Uniform conditioning (UC) is a nonlinear estimation technique that estimates the conditional distribution of metal and tonnage above cut-off within a mining panel. It does not directly estimate grade, although grade is a typical outcome from the estimated metal-tonnage distribution or the results produced by localized uniform conditioning (LUC). UC results are typically presented as a recoverable resource above multiple cut-off grades. The advantage of UC is that it can be used on widely spaced data, across domains that are not strictly stationary, provided that there is sufficient data for a conditionally unbiased estimate of the panel mean grade (Rivoirard, 1994).

Previous studies where UC has been applied to porphyry copper deposits (Deraisme et al., 2008; Deraisme and Assibey-Bonsu, 2011; Millad and Zammit, 2014) show the application of the method to normal grade

distributions. Additional studies have applied this approach to gold deposits (Assibey-Bonsu, 1998; Humphreys, 1998) and an iron ore deposit (De-Vitry et al., 2007), indicating that the method is applicable on skew, lognormal distributions. While UC has been practically applied to different types of deposit, it is not known how well UC predicts actual grades for the underlying grade distribution.

This paper discusses the UC estimation method as well as the popular add-on, LUC, presented by Abzalov (2006). A case study is presented that compares UC and LUC estimates of two hypothetical data-sets, referred to herein as scenario 1 and scenario 2. Scenario 1 is a normally distributed grade distribution and scenario 2 is a skew, lognormally distributed grade distribution, both of which are compared against the simulated realizations that represent the actual grades.

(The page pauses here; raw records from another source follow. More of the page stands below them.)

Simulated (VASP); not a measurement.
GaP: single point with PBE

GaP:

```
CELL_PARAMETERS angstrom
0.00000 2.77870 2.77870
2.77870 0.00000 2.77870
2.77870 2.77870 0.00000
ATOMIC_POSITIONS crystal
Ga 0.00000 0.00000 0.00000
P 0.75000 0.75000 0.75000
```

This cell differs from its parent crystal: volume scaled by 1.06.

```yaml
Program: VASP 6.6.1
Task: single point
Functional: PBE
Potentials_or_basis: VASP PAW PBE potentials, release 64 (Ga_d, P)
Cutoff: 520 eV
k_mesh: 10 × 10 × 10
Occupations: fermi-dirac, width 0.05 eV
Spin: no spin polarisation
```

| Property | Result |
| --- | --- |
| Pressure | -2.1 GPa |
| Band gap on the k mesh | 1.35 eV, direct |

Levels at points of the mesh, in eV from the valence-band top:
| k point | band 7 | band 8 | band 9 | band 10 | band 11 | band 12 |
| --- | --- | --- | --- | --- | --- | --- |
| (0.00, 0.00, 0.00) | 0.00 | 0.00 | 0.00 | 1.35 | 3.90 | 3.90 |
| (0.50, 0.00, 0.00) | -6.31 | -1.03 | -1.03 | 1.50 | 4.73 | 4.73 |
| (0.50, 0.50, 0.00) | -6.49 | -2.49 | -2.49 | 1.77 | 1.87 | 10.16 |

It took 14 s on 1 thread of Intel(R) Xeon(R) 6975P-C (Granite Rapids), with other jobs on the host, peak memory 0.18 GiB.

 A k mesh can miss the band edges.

The conditions found in the two data-sets are similar to those found in naturally occurring mineral deposits. The aim of this investigation is to determine the underlying conditions of the grade distribution that produces favourable results when applying UC, and subsequently LUC, to such data-sets.

 

Uniform conditioning workflow

The following section describes a UC with LUC workflow, which follows the process outlined in Figure 1.

 

 

Data preparation and declustering

This initial part of the UC workflow is to prepare and carry out exploratory data analyses, including histograms, to understand the sample grade distribution and variability in the deposit. The data must be appropriately declustered, so that the normal score transforms of the grades are an accurate representation of the grade distribution. This is important for the Gaussian anamorphosis function (to be discussed later), and failure to correctly complete this will affect the results of the UC estimate.

Normal scores

As the discrete Gaussian model (DGM) for change of support is used for UC, the data must be transformed to the equivalent Gaussian (or normal score) values using declustered weights. This is performed by transforming the cumulative distribution frequency (CDF) of the original grades to a Gaussian probability CDF, on a percentile to percentile basis for the entire data-set. Figure 2 shows the CDF of a lognormal grade distribution (data from scenario 2) on the left, with the green and red lines showing percentile paired mapping of values to the equivalent normal score values on the right.

 

 

The DGM relies upon the assumption of bivariate Gaussianity of the transformed grades (Rivoirard, 1994). Bivariate Gaussianity means that any linear combination of the Gaussian transformed data is also Gaussian. Several tests exist to determine if the transformed data conforms to such conditions, and is therefore suitable for use with the DGM. Schofield (1988), Rivoirard (1994) and Humphreys (1998) give practical examples on how these tests may be run.

Panel estimates

The quality of the panel estimate determines the success of the UC estimation (Rivoirard, 1994). A panel estimate should be conditionally unbiased (Rivoirard, 1994; De-Vitry et al., 2007), so that the UC conditional grade distribution will be an accurate estimate of the actual grade distribution. The panel estimate can be carried out using any linear estimator, but conventionally ordinary kriging (OK) is used.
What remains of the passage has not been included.